A statement issued by Robert F. Kennedy Human Rights has denounced the continued imprisonment of human rights defenders Thulani Maseko and Bheki Makhubu in Swaziland.

According to the statement, Maseko, a renowned activist and lawyer, and Makhubu, a veteran journalist, have each been unjustly detained for publishing articles critical of the lack of judicial independence in Swaziland, Africa’s last absolute monarchy. One year ago today, both men were detained after a closed court hearing. On July 25, they were sentenced to two-year prison terms by Judge Mpendulo Simelane.

 Judge Simelane stated in court that the accused were a “disgrace” and that the harsh sentences were based on the assumption that the two men were plotting “regime change.” Maseko and several others also face trumped-up sedition charges for allegedly carrying banners and wearing t-shirts of a banned political organization, a trial that will likely begin this summer. Political parties have been banned in Swaziland since 1973.

“King Mswati III imprisoned Thulani Maseko and Bheki Makhubu in retaliation for their demands for a more just and responsive Swaziland,” said Kerry Kennedy, President of Robert F. Kennedy Human Rights. “They have received only a shadow of due process, and their continued detention makes clear how little regard the Swazi regime has for the basic rights of its people. I urge King Mswati III to uphold the rule of law in his nation and release these brave prisoners of conscience.”

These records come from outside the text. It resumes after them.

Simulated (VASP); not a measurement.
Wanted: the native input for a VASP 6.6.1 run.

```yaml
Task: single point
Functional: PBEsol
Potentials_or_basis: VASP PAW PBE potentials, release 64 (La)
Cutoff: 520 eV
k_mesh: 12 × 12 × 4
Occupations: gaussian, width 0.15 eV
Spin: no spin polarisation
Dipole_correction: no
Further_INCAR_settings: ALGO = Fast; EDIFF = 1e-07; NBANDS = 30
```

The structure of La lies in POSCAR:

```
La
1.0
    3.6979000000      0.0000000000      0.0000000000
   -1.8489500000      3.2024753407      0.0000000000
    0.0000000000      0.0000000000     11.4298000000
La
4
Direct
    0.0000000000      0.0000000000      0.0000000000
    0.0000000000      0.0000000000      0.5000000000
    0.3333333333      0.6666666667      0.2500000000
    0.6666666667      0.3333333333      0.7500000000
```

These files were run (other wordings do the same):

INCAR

The case against Maseko and Makhubu has been universally decried as a sham from the outset. Due to these concerns, Robert F. Kennedy Human Rights participated in a delegation to Swaziland last December and attended an appeal hearing at the Supreme Court. The delegation was shocked by the highly irregular proceedings, which contravened international standards for a fair and impartial trial. The delegation witnessed serious confusion regarding trial administration and the distribution of core documents; biased statements by the justices regarding a case that is pending before them but has yet to be heard; and a reversal of position by the court regarding its ability to hear a petition for bail which it had previously invited, raising significant questions regarding the independence and impartiality of the proceedings.

Last year, due to longstanding concerns, the Obama Administration withdrew Swaziland’s African Growth and Opportunity Act (AGOA) eligibility, joining only The Gambia and South Sudan as the three countries to have their beneficiary status revoked in direct response to the lack of respect for human rights.

“Today, there is no justice in Swaziland,” said Santiago A. Canton, Executive Director of Robert F. Kennedy Partners for Human Rights. “The kingdom’s judicial system is dominated by one man, a monarch who can unilaterally deny human rights according to his own whims, including free speech and freedom of expression. These actions violate the rights enshrined in Swaziland’s constitution, as well as a wide array of international legal standards.”